Sunday, April 13, 2008

Hillary's Code

Not it's not about Hillary's code of ethics. That would be a very short post. It's about her wholesale use of racial code in her frantic attempt to misconstrue an Obama statement taken out of context.

It's hard to read her intent otherwise when, as JedReport shows, she utters the word "American" 18 times in a four minute speech criticizing Obama. In this context, "not American" is racial code for "not white." In this context, it's arguable but relevant to see the charge of being "elitist" as code for "uppity." Because the context clearly is (given her references to white working class childhood and her sudden embracing of the gun culture, as well as new photos of her swilling beer and downing shots with red-faced white men) an attempt to win the white working class male vote, which was slipping away from her in PA and Indiana. Her last hopes for viability rest with that group.

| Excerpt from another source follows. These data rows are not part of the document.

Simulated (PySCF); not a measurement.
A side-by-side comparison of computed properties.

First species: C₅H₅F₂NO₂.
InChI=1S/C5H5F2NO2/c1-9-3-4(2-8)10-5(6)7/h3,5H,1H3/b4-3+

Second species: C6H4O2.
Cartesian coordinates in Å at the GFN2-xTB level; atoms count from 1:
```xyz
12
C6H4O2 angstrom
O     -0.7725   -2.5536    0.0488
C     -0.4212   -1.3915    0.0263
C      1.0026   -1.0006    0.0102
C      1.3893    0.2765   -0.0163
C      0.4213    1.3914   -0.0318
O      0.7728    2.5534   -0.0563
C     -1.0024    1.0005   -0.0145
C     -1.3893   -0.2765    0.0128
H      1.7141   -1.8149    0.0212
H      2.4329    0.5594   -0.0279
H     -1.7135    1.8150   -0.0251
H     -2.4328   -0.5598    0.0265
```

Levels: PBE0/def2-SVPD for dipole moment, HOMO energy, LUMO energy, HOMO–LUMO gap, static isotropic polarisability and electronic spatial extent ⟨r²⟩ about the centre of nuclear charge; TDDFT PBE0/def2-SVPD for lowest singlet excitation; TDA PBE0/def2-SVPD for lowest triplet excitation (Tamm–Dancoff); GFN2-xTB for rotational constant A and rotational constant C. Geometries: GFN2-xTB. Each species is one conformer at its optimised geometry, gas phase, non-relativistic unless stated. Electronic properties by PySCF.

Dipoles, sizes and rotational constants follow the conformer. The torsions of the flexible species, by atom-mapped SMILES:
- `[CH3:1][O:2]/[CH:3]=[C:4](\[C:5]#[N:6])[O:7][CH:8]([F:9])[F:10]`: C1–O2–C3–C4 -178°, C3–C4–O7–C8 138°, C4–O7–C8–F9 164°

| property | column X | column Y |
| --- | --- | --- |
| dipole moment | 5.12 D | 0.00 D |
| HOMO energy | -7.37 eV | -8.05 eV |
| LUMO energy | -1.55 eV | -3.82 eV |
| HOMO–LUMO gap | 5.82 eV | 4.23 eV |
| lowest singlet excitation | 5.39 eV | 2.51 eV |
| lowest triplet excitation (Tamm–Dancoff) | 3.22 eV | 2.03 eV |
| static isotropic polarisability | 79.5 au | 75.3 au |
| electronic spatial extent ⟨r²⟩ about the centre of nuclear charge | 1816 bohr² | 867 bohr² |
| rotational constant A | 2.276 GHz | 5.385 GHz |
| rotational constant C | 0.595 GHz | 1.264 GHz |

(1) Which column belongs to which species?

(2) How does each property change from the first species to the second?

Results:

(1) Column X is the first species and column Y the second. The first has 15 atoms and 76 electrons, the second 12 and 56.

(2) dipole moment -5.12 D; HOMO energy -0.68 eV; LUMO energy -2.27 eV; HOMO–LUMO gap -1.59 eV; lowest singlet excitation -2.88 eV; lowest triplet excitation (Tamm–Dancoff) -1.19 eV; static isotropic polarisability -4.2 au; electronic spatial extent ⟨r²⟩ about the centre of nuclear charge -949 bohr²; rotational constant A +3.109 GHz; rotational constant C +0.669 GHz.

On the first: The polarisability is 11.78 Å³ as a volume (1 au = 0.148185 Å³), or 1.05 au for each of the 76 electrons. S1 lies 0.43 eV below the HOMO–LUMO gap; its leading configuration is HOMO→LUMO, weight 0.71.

It's a gamble she might lose. She's trying to pump up her numbers in small town and rural white working class areas, but she may only get the votes she would have gotten anyway: those of racist whites who never would have voted for Obama, and now don't have to hide the fact. They don't have to say it's because he's black, let alone an uppity black. They can say it's because he's not American, and elitist.

Her problem in PA and Indiana, and certainly in North Carolina, is that the people who understand code words perfectly well are African Americans. They have already registered in record numbers in PA and North Carolina. Until she started this, there was some danger in PA--especially in Philadelphia--that the party machine working for Hillary would suppress the black vote, because people don't want to defy the local party, but they don't want to vote for Hillary either. Now that's not going to happen. African American voters are going to come out to defend Barack in tremendous numbers in PA and Indiana, and with such numbers in North Carolina that Obama will win more of the delegates there than he might have otherwise.

Is this racial polarization good for Democrats? Of course not. But if Hillary is able to hoodwink white working class voters, the so-called Reagan Democrats, into voting for her in the primary, this time they will be marginalizing themselves. Because the cold political calculus says that some of these are going to vote for McCain even if Hillary was the Democratic nominee. But no African Americans are going to vote for McCain if Obama is the Democratic nominee.

We'll see how latent racism is in the broader white community, and just how far we've come in getting beyond it. But here's the politics we know: Black voters in unprecedented numbers, young people in unprecedented numbers, a healthy chunk of middle class white voters (including Independents and some Republicans), and (if it is Obama v. McCain) Latino voters, who also know code when they hear it-- in every part of the country: that's the Obama coalition. Hillary is currently alienating all of them with her campaign. This is going to win over super-delegates?

In fact what will be interesting to observe is how this "covert" but very obvious racism plays with her actual bedrock constituency, older white women and older upper middle class feminists. How are the women who want to see Hillary as a role model and/or a victim of nasty men going to see this? Do her older white feminists believe in justice, equality, empathy and consciousness? Or are they just another selfish pressure group, with their own racial and class issues, willing to lose everything in November as well?

As for how this is playing now, those who feel this is a fatal error are currently the loudest, but the sentiment isn't unanimous. There's this quote from a Washington Post piece: But another Democratic strategist, who assessed the moment candidly on the condition of anonymity, said: "Ultimately, the case that McCain and Clinton will try to make that Obama is an elitist or out of touch has to be credible to the voter, and I don't believe it is. My sense is more people believe Obama, rather than McCain or Clinton, understand their lives and the challenges they face on a daily basis."

There are outraged posts on the Internet like this one. Even Joe Klein at Time is unconvinced. And there are plenty of progressives at least who see this as Hillary's last desperate act, and another sign the Republicans are afraid to run against Obama. And yet another signal that the corporate media will always try to do in a progressive candidate, as well as Hillary's ethical code: she'll destroy anybody--including the party and the country's future--in order to win something.

So far I see Obama bringing more visible and audible emotion to his empathy for the people left out by the Clinton-Bush boom for the wealthy, and more emotion to his call for the need to change Washington and elect people who will listen. So far I see his supporters rallying, and I'm guessing he's going to come out of this weekend having received far more campaign donations than Hillary-McCain. The battle has been joined. One more fight for the American soul and the world's future.